I've been thinking a lot recently. I've probably been thinking more than I should be thinking about the things that I shouldn't be thinking about. The truth is that I've always considered myself a Type-A personality, and I've always held the burdens that come with that. The social awkwardness, the anxiety, the imagined hyper-realistic scenarios, and, worst of all, the quite contemplation. I think I understand myself pretty well now, but what if I don't like what I see. And what if the things I don't like can't be changed. As a right-brained individual I've always been inspired to create. I've dipped my finger into cosplay, writing, animation, bleached shirts, game development, ceramics, etc. Yet in all the fields that I have explored I have found one thing in common; my overwhelming mediocrity. I need to create to channel my emotions in a more healthy way than isolated pondering, but my passion to forge is paralleled only by the fact that I am artistically crippled. Without any artistic inclination I can't do justice to things I want to say, nor can I get an audience to listen.

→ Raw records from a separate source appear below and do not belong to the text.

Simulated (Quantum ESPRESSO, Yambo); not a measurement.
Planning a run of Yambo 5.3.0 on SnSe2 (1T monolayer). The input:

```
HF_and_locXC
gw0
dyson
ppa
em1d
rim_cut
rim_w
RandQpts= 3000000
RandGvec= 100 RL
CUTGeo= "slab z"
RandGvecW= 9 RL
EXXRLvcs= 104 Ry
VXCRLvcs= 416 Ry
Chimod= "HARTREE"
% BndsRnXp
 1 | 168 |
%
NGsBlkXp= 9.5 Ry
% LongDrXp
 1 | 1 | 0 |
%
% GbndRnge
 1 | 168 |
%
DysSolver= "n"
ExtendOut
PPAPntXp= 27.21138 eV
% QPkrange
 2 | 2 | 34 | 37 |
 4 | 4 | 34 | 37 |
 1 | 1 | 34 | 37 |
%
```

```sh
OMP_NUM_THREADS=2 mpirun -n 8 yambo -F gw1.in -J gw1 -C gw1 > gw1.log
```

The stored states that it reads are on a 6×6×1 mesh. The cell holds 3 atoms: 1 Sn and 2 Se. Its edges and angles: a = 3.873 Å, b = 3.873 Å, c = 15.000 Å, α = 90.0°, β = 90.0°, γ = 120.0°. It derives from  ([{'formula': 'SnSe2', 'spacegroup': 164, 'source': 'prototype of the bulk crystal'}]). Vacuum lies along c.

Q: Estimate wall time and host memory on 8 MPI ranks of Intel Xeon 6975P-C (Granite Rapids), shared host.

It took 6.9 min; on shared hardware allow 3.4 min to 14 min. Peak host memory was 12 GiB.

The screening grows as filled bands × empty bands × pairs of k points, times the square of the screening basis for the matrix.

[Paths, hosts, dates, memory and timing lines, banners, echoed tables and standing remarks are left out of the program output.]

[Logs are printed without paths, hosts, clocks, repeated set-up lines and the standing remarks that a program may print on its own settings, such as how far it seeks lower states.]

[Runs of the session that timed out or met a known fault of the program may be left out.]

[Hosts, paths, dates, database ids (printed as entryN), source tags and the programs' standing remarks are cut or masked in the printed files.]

I have come to understand that people often like the things that they are ineherently good at. At the risk of sounding melodramatic, I'm not good for anything so I had to take matters into my own hands by deciding to over compensate with the things I can control. My hobby for gamedevelopment was overtaken by coding. I decided to choose engineering as my major because math is easier to learn than creativity. Here I am years later and I don't think this is where I want my life to be. I understand what it is to feel like a frusterated artist, and with my current unemployment so does my wallet. Somewhere out there is a passion or a career worth pursing, but it's unlikly that those two things are intertwined. After all that searching I still cannot find my purpose or my outlet. At this point I think I'd rather give up than try to continue my quite quest. After all, not all minerals are diamonds.
To extend the morphic rock analogy further, I learned something in my geotechnical engineering class years ago. Diamonds aren't as rare or as valuable as what we assume them to be. Over time the value of diamonds have been artificially inflated to meet the price of their demand. While a diamond may derive its worth partially from its rarity, its very vanity has only added to its price tag. My main point is that in order for diamonds to have any value at all there must be more common metamorphic rocks. There's no shame in being anthracite, slate, shist, or marble... but it must be really nice to be a diamond.